Provenance — verifiable lineage
A tamper-evident mechanism for tracking and verifying when, by whom, and from what inputs a data point, model, or decision was produced. The input layer of verifiable AI and one of Lemma's foundational pillars.
Definition
Provenance captures the relationship graph of "where did this object come from" and "what transformations did it undergo." The conceptual model is W3C PROV (PROV-DM / PROV-O), pairing entities, activities, and agents in time order.
Domain-specific standards extend this. C2PA defines content provenance signatures (capture, edit, AI generation). SLSA defines build provenance for software; SCITT defines transparency logs. AI lacks a unified standard for training data, model, and inference history — which is exactly where verifiable AI enters.
The key distinction is that provenance is a provable history, not merely a log. Log files are mutable after the fact and carry weak evidentiary value. Pinning each stage with a commitment plus a signature is what makes a lineage hold up to third-party scrutiny.

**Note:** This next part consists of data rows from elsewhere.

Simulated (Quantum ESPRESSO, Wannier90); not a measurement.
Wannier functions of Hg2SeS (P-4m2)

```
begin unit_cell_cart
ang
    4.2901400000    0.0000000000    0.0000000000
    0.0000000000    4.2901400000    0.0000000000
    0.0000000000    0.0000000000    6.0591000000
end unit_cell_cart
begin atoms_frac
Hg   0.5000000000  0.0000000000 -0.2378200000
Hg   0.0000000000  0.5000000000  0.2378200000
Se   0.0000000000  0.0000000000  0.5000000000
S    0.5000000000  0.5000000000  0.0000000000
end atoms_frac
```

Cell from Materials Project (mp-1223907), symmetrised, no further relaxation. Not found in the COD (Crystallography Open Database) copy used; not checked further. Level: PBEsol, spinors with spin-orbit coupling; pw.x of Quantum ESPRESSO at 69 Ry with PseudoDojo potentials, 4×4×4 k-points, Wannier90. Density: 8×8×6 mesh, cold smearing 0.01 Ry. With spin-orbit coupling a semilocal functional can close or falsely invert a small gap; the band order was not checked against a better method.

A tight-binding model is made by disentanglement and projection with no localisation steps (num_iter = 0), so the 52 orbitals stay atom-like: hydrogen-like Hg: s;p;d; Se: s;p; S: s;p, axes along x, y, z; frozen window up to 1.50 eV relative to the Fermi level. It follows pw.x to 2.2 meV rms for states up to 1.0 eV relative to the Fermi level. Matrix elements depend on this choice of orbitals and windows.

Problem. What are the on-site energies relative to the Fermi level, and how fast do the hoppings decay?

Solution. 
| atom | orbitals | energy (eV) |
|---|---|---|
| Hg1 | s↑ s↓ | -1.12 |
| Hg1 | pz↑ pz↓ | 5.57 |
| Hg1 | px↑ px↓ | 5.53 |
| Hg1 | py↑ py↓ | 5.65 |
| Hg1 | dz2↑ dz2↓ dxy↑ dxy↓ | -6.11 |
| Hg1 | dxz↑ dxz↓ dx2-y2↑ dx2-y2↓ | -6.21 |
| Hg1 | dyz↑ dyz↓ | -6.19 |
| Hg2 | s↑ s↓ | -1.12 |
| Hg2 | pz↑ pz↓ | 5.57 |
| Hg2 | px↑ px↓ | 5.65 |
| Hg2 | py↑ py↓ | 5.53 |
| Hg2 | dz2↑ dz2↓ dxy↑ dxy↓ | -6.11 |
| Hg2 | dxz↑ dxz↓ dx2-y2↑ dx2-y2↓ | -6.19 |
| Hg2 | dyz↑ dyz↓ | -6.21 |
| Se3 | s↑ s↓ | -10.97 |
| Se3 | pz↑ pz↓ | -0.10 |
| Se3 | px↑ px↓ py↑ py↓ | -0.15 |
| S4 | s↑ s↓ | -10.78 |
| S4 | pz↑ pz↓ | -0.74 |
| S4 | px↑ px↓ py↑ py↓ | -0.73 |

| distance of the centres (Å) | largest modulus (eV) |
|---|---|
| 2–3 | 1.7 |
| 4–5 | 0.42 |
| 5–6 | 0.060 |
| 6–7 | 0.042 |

Lemma Oracle implementation
Lemma pins lineage as docHash plus a metadata commitment. docHash covers the document's byte digest; the metadata covers timestamp, author, and the link to the prior stage. The chain collapses to a single hash that a downstream zero-knowledge proof can attest exists.
Combined with selective disclosure, individual attributes from along the chain — "the producer is in the EU," "the data was collected after the regulation took effect" — can be proven without exposing the chain itself. This is how GDPR, trade secret, and state secret constraints coexist with regulatory adherence.
Lemma Civic applies this to public-sector data, Lemma Critical to manufacturing supply-chain parts, Lemma Compliance to customer attributes, and verifiable AI to the document corpora a RAG pipeline cites — all on the same lineage substrate.